2013-11-07 Thread phreedom
On Monday, November 04, 2013 01:17:49 PM Jonathan Wilkes wrote:
 On 11/04/2013 05:28 AM, phree...@yandex.ru wrote:
  On Sunday, November 03, 2013 04:06:11 PM Bill Woodcock wrote:
  On Nov 3, 2013, at 3:30, phree...@yandex.ru phree...@yandex.ru
  wrote:
  
  I don't see how pasting over a QR code in a way that's not easily
  detectable is somehow harder than pasting over a domain/email, or
  printing a real-looking fake ad and pasting it over the real one.
  
  A QR code is already isolated in an opaque white square.  It's single
  color, and moreover, that color is black. And it's smaller than a
  billboard.
  
  By contrast, a textual URL or email address will be in a specific
  typeface,
  probably matched to the rest of the billboard. It's also likely
  size-matched to other text. Most importantly, it's likely printed right
  over a patterned and colored background.
  
  While you're correct that you can address, to some degree, all of those
  issues by wheatpasting over the entire billboard, provided you're at
  least
  as competent a visual designer as the person who executed the original
  ad,
  which is easier to print and transport? A full-color billboard, or a
  black-on-white sheet of tabloid-sized paper?
  
  To put this all in more practical terms, since these issues were not
  apparent to you, you're a less-skilled visual designer than anyone who
  would be paid to produce an advertisement. Therefore, you would not be
  capable of covertly coopting their advertisement. Yet you'd still be
  perfectly capable of successfully pasting over their QR code without
  anyone
  being the wiser.
  
  I can't talk about others, but I'd be quite suspicious if I saw a second
  layer of paper exactly where the qr code is located. If such attacks
  gained momentum, I guess people would be more careful.
 
 Now you are climbing up on a billboard and inspecting the QR code
 personally as a way to prove human readable addresses are a solution
 looking for a problem?

Can you name a specific attack which actually happened, and which involved 
altering an ad url in any way or posting a fake physical ad? Are we talking 
about something that actually exists? It's not like an ad by microsoft can't 
point to a legitimately-looking domain name which isn't microsoft.com eg 
getthefacts.com

 You already mentioned the idea of domain names that aren't as
 widely-known as others.  Widely-known is a feature-- that feature
 doesn't exist with QR codes so you clearly understand the issue. I'm not
 saying that issue cannot be solved, nor that the current domain name
 system is immune to exploits.  But if you don't understand the benefits
 of human readable addresses you're likely to end up with a less secure
 system to replace it.

I understand also that:
 * these benefits exist for maybe top 100 domains
 * it's usual for well-known entities to use campaign-specific domain names
 * even if you know the entity name to be $NAME, the domain can still be 
$NAME.com, $NAME.org, $NAME-project.org, get$NAME.com etc

The security of physical ads is pretty much about the cost/benefit, and 
that's why we don't see such attacks in the first place.

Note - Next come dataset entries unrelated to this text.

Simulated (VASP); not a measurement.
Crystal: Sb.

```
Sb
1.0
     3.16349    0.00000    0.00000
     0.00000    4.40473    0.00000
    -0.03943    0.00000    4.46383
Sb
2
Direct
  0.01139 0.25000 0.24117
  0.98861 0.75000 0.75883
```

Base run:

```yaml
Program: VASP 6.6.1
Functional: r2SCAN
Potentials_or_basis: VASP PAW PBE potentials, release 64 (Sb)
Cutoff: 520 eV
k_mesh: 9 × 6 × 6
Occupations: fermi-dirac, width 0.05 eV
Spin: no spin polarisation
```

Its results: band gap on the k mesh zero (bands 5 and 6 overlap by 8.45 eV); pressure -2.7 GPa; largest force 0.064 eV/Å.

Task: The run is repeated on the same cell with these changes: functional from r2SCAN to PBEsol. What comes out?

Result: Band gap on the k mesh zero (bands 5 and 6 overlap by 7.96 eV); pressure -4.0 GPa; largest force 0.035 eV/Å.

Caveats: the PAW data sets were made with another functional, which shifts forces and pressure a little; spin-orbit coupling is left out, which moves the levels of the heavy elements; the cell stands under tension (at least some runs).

 (Especially when the smartphones people must use
 to read the QR code in the first place are almost all locked down and
 not under the user's own control.)

There are gateways like tor2web.org and onion.to, and these can be encoded 
into the QR code for compatibility purposes since there's 1:1 mapping beween 
darknet and gateway urls.

For all practical purposes, the DNS replacement is already available in the 
form of tor hidden services, tested and known to be quite reliable.

The status-quo is:
1) you pay money to get a DNS record which:
   a) can be revoked at will by a number of entities
   b) requires you to identify yourself, unless you're willing to play spy 
games(and noone know for how much longer the loopholes will exist, see (a))
   c) requires you to be able to pay, which may exclude children who can't 
get the bank account/card, residents of sanctioned countries.

2) you get a ssl cert, with MITM-by-advanced-adversary as an inherent 
security feature. This also may come with random and potentially ridiculous 
hops to jump thru, the list is subject to change

3) wait for hours/days for payments to complete and records to propagate.

Tor hidden service:
 1) add 2 lines to torrc, or use vidalia to do the same
 2) grab the service address from tor's dir
 3) the service goes online in 5-10 minutes, with encryption and 
authentication always on.

HTTP gateway is available for legacy platforms.

Bookmarking and address book features are widely available thus making the 
appearance of the url itself not that important.

Both client and service can opt to drop their half of the circuit, which turns 
it into a more or less direct tcp connection, with nat traversal capabilities. 
Yes there are caveats, yes tor devs are spending their effort on making tor 
hide users, rather than optimizing 

Re: [liberationtech] dark mail alliance

2013-11-04 Thread phreedom
On Sunday, November 03, 2013 04:06:11 PM Bill Woodcock wrote:
  On Nov 3, 2013, at 3:30, phree...@yandex.ru phree...@yandex.ru wrote:
  
  I don't see how pasting over a QR code in a way that's not easily
  detectable is somehow harder than pasting over a domain/email, or
  printing a real-looking fake ad and pasting it over the real one.
 A QR code is already isolated in an opaque white square.  It's single color,
 and moreover, that color is black. And it's smaller than a billboard.
 
 By contrast, a textual URL or email address will be in a specific typeface,
 probably matched to the rest of the billboard. It's also likely
 size-matched to other text. Most importantly, it's likely printed right
 over a patterned and colored background.
 
 While you're correct that you can address, to some degree, all of those
 issues by wheatpasting over the entire billboard, provided you're at least
 as competent a visual designer as the person who executed the original ad,
 which is easier to print and transport? A full-color billboard, or a
 black-on-white sheet of tabloid-sized paper?
 
 To put this all in more practical terms, since these issues were not
 apparent to you, you're a less-skilled visual designer than anyone who
 would be paid to produce an advertisement. Therefore, you would not be
 capable of covertly coopting their advertisement. Yet you'd still be
 perfectly capable of successfully pasting over their QR code without anyone
 being the wiser.

I can't talk about others, but I'd be quite suspicious if I saw a second layer 
of paper exactly where the qr code is located. If such attacks gained 
momentum, I guess people would be more careful.

Most of ads tend to be quite simplistic and lacking any of unintentional anti-
tampering features you mention, yet it doesn't look like hijacking attacks 
happen on a massive scale.

Besides this, I highly doubt that being friendly to ads is somehow the most 
important feature, or at least nearly as important than having a permanent ID 
that can't be hijacked because the service terms changed or some bureaucrat 
signed a paper.

I'm saying this as someone who makes it a point to ignore spam and 
untargetted ads, so maybe I miss something useful...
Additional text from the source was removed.